Introducing robots in our every-day life is one of the big visions in robotics. To achieve this goal, we have to capacitate robots to autonomously learn a rich set of complex behaviors. Current machine learning approaches have already produced encouraging results in this regard. For example, state of the art approaches have been used to learn games like `ball-in-the-cup', pan-cake flipping, and throwing darts. However, these tasks are tailored to fit the proposed methods. They are mostly homogeneous, i.e., learning a single type of movement is sufficient to solve the task. Hence, they do not reflect the complexities that are involved in solving real-world tasks. In a real-world environment, an autonomous agent has to acquire a rich set of different behaviors to achieve a variety of goals. The agent has to learn autonomously how to explore its environment and determine which are the important features that need to be considered for making a decision. It has to identify relevant behaviors and needs to determine when to learn new behaviors. Furthermore, it needs to learn what are relevant goals and how to re-use behaviors in order to achieve new goals. Current machine learning approaches are, in the majority of the cases, lacking these types of autonomy. They rely hand-tuned parameters, hard coded goals or are over-engineered to match the specific problem. Moreover, the considered tasks are typically heavily structured by the experimenter. For example, the learning problem is reduced to learning a single movement. Such a reduction avoids many real-world problems, such as the autonomous discovery of relevant skills and autonomous goal discovery. This lack of autonomy is one of the main reasons why current approaches could not be scaled to more complex tasks that better reflect the challenges of real-world environments. Only by solving these real world challenges, we can introduce robots in our every-day life, such as house hold robots or robots for caring of the elderly.
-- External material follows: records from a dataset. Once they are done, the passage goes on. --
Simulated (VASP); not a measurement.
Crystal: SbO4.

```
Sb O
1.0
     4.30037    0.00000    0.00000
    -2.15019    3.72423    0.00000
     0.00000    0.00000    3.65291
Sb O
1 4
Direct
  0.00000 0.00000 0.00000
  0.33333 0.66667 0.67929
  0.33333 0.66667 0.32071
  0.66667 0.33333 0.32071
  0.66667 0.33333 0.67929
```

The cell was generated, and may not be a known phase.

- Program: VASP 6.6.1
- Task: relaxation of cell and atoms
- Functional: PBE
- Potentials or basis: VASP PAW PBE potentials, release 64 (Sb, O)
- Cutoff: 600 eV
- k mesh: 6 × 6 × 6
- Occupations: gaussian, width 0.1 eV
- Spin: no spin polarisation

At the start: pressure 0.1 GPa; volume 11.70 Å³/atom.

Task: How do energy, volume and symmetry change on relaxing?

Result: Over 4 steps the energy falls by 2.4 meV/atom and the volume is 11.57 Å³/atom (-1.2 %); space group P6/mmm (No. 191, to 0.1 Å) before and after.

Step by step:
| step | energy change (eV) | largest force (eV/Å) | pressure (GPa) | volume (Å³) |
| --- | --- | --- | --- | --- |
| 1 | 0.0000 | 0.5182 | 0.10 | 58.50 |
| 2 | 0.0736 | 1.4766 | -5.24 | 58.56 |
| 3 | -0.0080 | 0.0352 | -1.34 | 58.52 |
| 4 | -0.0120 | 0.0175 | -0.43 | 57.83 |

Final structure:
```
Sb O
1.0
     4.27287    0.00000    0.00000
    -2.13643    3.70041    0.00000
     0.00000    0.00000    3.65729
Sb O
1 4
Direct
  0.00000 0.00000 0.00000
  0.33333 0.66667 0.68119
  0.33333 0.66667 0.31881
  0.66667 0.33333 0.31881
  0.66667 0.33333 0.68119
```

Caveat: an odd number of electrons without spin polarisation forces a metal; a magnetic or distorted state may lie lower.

My goal is to advance the state-of-the-art in terms of the autonomy, improve the quality and the generalization of the obtained policies, enhance the data efficiency and increase the flexibility of the used policy representation. In this regard, I believe that an autonomous discovery of the underlying structure of the task is of crucial importance. Most tasks can be decomposed into elemental behaviors that can be combined sequentially or even simultaneously by a modular control policy. Such modular structures allow an efficient transfer of learned skills to new tasks. Moreover, elemental behaviors typically solve a specific sub-goal. In order to exploit such a modular structure of a task, we require a learning system that is inherently hierarchical and can keep learning on several layers of abstraction. On the lower level, the agent needs to learn how to achieve the sub-goals while on the upper level, the agent needs to learn to choose the sub-goals accordingly. Such automatic extraction of the modular task structure will offer the agent more flexibility in comparison to engineered approaches that fix the structure of the sub-goals.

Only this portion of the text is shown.